Of Jose Lima's 89 career wins in the majors, only 13 came as a Kansas City Royal.
But when I think of Lima, I always think of Lima Time circa 2003.
In 2002, the Royals lost 100 games
In 2004, the Royals lost 104 games.
But for five months in 2003, the Royals were relevant. And for me, the enduring image from those five sweet months of relevance will always be Lima, pumping his fist after finishing his seventh inning of shutout baseball on the last Saturday before the All-Star Game.
Backing up a few years ...
In 1998 and '99, Lima ranked as one of the better pitchers in the National League, going 35-18 over those two seasons with the Astros. Nobody in the National League had a better strikeout-to-walk ratio.
And then, poof, it all disappeared. Lima, always somewhat homer-prone, gave up 48 home runs in 2000 and his ERA skyrocketed to 6.65. The next summer, Houston traded Lima (7.30 ERA) to Detroit for Dave Mlicki (7.33 ERA). Lima had reached the majors as a Tiger in 1994, but the reunion didn't help much. He went 5-10 the rest of the season, then pitched even worse in 2002. That September the Tigers released him.
That winter, Lima couldn't find a job in the major leagues. He couldn't find a job in the minors, either. Not the real minors, anyway. Lima signed instead with the Atlantic League's Newark Bears, and teamed up with 44-year-old Rickey Henderson and a host of other (lesser) non-prospects.*
* By the way, Rickey batted .339/.493/.591 in 56 games.
In eight starts with Newark, Lima went 6-1 with a 2.33 ERA. In 54 innings, he struck out 52 hitters, walked five, and gave up four home runs. Sure, it was just the Atlantic League: perhaps equivalent to Double-A baseball, perhaps not quite ... but in one of his canniest moves as Kansas City's general manager, Allard Baird bought Lima's services on the 4th of June. Eleven days later, without so much as a tune-up start in Omaha, Lima started for the Royals against the Giants.

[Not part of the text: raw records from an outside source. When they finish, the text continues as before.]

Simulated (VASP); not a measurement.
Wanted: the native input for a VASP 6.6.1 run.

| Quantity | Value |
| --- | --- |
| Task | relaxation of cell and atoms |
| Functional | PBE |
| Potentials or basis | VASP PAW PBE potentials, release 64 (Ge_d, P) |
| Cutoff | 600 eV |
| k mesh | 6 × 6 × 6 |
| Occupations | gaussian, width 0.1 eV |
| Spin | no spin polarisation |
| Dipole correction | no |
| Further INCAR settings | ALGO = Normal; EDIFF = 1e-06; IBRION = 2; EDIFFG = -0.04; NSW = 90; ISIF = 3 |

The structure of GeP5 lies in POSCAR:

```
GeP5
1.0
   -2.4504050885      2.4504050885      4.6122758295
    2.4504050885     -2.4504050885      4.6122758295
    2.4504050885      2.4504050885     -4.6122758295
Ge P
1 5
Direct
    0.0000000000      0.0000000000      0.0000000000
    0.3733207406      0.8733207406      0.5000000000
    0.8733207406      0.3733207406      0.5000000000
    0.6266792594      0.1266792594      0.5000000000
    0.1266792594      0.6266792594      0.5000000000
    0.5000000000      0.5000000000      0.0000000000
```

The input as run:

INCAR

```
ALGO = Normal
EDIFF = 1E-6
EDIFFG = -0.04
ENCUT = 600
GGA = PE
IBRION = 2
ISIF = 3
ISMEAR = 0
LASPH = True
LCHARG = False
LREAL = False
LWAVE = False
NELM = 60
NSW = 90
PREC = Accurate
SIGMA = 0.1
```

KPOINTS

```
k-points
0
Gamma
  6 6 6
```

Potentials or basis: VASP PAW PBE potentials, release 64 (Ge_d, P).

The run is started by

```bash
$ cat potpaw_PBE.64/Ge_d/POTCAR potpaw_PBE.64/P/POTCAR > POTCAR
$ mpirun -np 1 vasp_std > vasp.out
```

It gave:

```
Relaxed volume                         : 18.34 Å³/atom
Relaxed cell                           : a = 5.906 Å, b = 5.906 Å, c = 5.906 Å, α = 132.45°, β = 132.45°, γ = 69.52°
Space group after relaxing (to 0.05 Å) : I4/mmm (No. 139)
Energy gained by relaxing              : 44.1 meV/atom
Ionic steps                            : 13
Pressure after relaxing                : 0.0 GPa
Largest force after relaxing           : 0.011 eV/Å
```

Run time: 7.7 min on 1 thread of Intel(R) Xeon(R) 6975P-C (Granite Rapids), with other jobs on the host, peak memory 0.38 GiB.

I can't find what I wrote then. I suspect that I was pretty skeptical, though. In that first start, Lima gave up four runs in six innings, and struck out just one Giant. The Royals won, though. And that was just the beginning. In Lima's first six starts, he struck out 15 and walked 14 ... but somehow the Royals won every game.
It's the sixth of those starts that I'll always remember. I was in Denver for the annual SABR convention. The Royals were in first place. But that's putting it mildly. The Royals were running away with the American League Central. Entering Lima's July 12 start at Texas, the Royals were 49-41, five-and-a-half games ahead of the second-place Twins. If Lima could win on Saturday night and nothing terrible happened on Sunday, the Royals would enter the All-Star break as clear favorites to win a division title just one season after losing 100 games.
That night, most of us were at Coors Field for the Rockies game, and saw on the scoreboard that the Royals had indeed beat the Rangers, pushing their lead to six games over the Twins (who were still playing in Anaheim). Afterward, many of us repaired to the convention hotel's bar for beers and SportsCenters, and for the next couple of hours I made sure that I was always facing a television, so when Jose Lima came off the mound -- having just struck out Laynce Nix to finish his seventh shutout inning -- I could bring the conversation to a halt, direct everyone's attention to the screen (again) and yell "Lima time!" as Lima pumped his fist and trotted toward the dugout.
I must have done that half a dozen times -- yes, to the increasing annoyance of those unlucky enough to be at the table with me -- and I'm fairly sure that's the only moment since 1985 when I was absolutely sure that the Royals were going to win something that mattered.
In the end, of course, the Royals weren't anything like contenders. Thanks to Carlos Beltran, Mike Sweeney, Rookie of the Year Angel Berroa, and plenty of clutch hitting the Royals finished fourth in the American League in scoring. But the pitching ... Lima would win his next two starts, but got hammered on the 1st of August and was obviously not healthy; including that game, Lima would start just six more games the rest of the season, going 1-3 with a 10.65 ERA. Darrell May (!) was the Royals' ace; the only Royal who started more than 18 games, May led the club with 10 wins.
The Royals won on Sunday afternoon and went into the break with a seven-game lead over the White Sox, seven-and-a-half over the Twins. They were the biggest story in baseball. And then it all came apart, because Lima Time was over and because the Royals went 32-38 after the break and because the Twins went 46-23 to win the division going away.
It was fun while it lasted, though. And it was never more fun than when Jose Lima struck out Laynce Nix and it seemed like anything was possible.